But to that engineer, the idea of a system guaranteed not to fail is idiocy. There ain't no such beast. The system in question isn't guaranteed to never fail, but it has an adequate margin of safety along with a benign failure mode, and that's all the better anyone can do.
It's a cultural thing; laypeople don't understand that all engineering is a tradeoff. In some cases the effort applied to reliability will be very extensive, as the work involved with the Shuttle's computers demonstrates. In other cases it will not make commercial sense to do that; it will massively raise development costs without any commensurate increase in sales to pay for it.
In some cases when you take risks, then if you roll snake-eyes it doesn't mean that catastrophe happens; it means that it begins to happen, but if you keep your eyes open you may be able to see it and do something about it. In a lot of cases, the risk you're taking isn't so much of failure as a risk that you'll have to augment the design.
In any really large engineering design it's essentially certain that this will be necessary. The challenges that the system will face cannot be predicted perfectly, and the ways in which users utilize the system also cannot be predicted perfectly. New and unforeseen challenges will appear, and you'll have to deal with them. New use pattern may appear, changing the fundamental problem space.
And what's even more important, new tools and resources may also appear. Not only is it impractical to try to design a perfect solution immediately, you wouldn't want to even if you could, because it's likely that some parts of the solution will be cheaper and easier in future.

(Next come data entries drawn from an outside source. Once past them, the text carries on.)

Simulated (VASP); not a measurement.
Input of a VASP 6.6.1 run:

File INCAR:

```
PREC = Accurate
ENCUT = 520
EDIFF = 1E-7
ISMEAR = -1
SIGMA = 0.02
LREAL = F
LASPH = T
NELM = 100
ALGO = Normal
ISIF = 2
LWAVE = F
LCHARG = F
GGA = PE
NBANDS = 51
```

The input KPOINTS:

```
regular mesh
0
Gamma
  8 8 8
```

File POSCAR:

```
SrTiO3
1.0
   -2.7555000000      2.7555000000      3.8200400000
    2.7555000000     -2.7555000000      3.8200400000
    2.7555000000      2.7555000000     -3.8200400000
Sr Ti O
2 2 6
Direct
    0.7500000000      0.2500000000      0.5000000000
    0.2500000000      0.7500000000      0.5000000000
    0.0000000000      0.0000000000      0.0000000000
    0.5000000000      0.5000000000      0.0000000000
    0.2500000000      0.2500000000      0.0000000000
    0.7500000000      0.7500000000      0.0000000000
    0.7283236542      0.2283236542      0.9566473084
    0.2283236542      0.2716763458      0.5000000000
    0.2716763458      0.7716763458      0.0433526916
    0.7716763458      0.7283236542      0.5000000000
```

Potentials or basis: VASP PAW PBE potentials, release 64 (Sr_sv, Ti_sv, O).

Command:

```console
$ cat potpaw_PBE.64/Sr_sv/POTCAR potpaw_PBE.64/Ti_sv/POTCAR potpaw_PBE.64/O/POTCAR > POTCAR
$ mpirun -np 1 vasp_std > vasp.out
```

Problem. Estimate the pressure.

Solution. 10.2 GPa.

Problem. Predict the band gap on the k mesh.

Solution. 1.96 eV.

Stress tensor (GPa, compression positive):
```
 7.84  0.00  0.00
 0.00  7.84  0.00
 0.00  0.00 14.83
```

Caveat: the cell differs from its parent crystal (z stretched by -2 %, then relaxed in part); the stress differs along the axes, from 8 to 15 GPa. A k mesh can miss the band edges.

The engineers who collectively designed the beginnings of the modern phone system in the 1940's and 1950's only had mechanical technologies to work with. Vacuum tubes were too expensive and too unreliable to use in large numbers, so pretty much everything had to be done with physical switches. Their solution to the problem of "direct dial" with the old rotary phones was quite clever, actually, but by modern standards was also te
|